China and the global economy: Financial reform and unlocking opportunities
While China has experienced remarkable growth over the last few decades, it is struggling to build up investor confidence. This was one of the main takeaways of the OMFIF-Bank of China seminar, ‘China and the global economy: Financial reform and unlocking opportunities’, which marked the 90th anniversary of the Bank of China’s London branch.
China’s growth, impressive as it is, is unlikely to match Japan or Singapore’s economic miracles, essentially owing to the country’s size. It is starting to slow, and earlier this year the International Monetary Fund pointed to a decrease in China’s productivity growth. As a result, Beijing faces the daunting task of adjusting its growth model.

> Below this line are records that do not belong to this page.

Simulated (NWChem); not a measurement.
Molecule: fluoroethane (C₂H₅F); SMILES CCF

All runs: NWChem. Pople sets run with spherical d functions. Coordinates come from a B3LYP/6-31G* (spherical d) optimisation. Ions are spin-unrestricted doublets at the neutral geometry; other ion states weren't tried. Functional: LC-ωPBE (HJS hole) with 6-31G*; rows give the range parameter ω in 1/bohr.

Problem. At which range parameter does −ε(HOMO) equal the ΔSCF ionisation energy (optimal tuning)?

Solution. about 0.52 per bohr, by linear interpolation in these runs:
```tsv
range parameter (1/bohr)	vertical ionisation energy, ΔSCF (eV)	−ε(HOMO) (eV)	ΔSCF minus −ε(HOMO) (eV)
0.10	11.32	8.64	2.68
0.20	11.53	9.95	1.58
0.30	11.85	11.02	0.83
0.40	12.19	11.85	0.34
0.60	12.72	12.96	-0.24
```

Still, the country has enjoyed steady growth in employment, and boasts the largest and fastest growing middle-income group in the world. Services and consumption are playing an increasingly important role in China’s growth.
Much of China’s growth thus far, noted one participant, has been fuelled by debt. The country has made numerous policy changes to open itself up to global markets, but its deepening interconnectedness with the world economy means that any issues in the domestic economy would lead to serious consequences for neighbouring countries. In addition, China is unlikely to emerge unscathed from major disruption worldwide, including currency and trade wars.
Chinese regulation is evolving so quickly that from a legal perspective, there are no precedents, making it difficult to gain investor confidence. However, winning and maintaining this confidence is a long-term endeavour, and China has made great strides in the last 10 years. It is now the second largest foreign direct investment destination, the US being the top recipient.
FDI is not the only area in which China is catching up to the superpower. Conscious that innovation is a key driving force for development, it has invested heavily in technological research; its expenditure in this area is the second highest in the world and accounts for 2.9% of its GDP. The top three most valuable ‘unicorns’ – privately held startups valued at more than $1bn – are located in China.
The country dominates the global artificial intelligence sector, said participants, with enormous potential to lead in the provision of financial services. Technology used by Western companies, meanwhile, is primitive by comparison.
Attendees agreed that China offered appealing prospects for portfolio diversification, but could perhaps benefit from foreign investors’ expertise on restructuring its financial sector. The renminbi does not yet present a viable alternative to the dollar, although overseas investment in the Chinese market is on the up.